Bottom line: most member functions aren't potentially reusable. Much corporate code isn't broken into clean algorithm versus data with potential for reuse of the former. That kind of division just isn't required or useful or conceivably useful 20 years down the road. It's much the same as get/set methods - they're needed at certain API boundaries, but can constitute needless verbosity when ownership and use of the code is localised.
Personally, I don't have an all or nothing approach to this, but decide what to make a member function or non-member based on whether there's any likely benefit to either, potential reusability versus locality of interface.
I also do this alot, where it seems to make sense, and it causes absolutely no problems with scaling. (although my current project is only 40000 LOC) In fact, I think it makes the code more scalable - it slims down classes, reduces dependencies.
It sometimes requires you to refactor your functions to make them independent of members of the class - and thereby often creating a library of more general helper functions, which you can easly reuse elsewhere. I'd also mention that one of the common problems with many large projects is the bloating of classes - and I think preferring non-member, non-friend functions also helps here.

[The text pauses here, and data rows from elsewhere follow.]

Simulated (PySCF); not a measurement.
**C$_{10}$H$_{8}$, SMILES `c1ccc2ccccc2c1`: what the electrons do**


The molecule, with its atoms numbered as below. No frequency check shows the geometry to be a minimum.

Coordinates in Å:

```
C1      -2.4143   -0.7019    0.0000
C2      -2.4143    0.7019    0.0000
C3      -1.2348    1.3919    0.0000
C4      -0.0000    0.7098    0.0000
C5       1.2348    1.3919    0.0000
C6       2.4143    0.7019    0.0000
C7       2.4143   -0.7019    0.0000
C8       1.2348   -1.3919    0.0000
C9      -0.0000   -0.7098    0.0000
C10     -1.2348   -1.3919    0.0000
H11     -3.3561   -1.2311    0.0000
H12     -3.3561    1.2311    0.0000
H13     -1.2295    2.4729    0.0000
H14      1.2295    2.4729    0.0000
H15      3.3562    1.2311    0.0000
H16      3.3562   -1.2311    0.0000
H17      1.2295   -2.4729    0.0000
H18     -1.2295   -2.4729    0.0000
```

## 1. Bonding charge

Prefer non-member non-friend functions for encapsulation UNLESS you want implicit conversions to work for class templates non-member functions (in which case you better make them friend functions):
That is, if you have a class template type<T>:
template<class T>
struct type {
void friend foo(type<T> a) {}
};
and a type implicitly convertible to type<T>, e.g.:
template<class T>
struct convertible_to_type {
operator type<T>() { }
};
The following works as expected:
auto t = convertible_to_type<int>{};
foo(t); // t is converted to type<int>
However, if you make foo a non-friend function:
template<class T>
void foo(type<T> a) {}
then the following doesn't work:
auto t = convertible_to_type<int>{};
foo(t); // FAILS: cannot deduce type T for type
Since you cannot deduce T then the function foo is removed from the overload resolution set, that is: no function is found, which means that the implicit conversion does not trigger.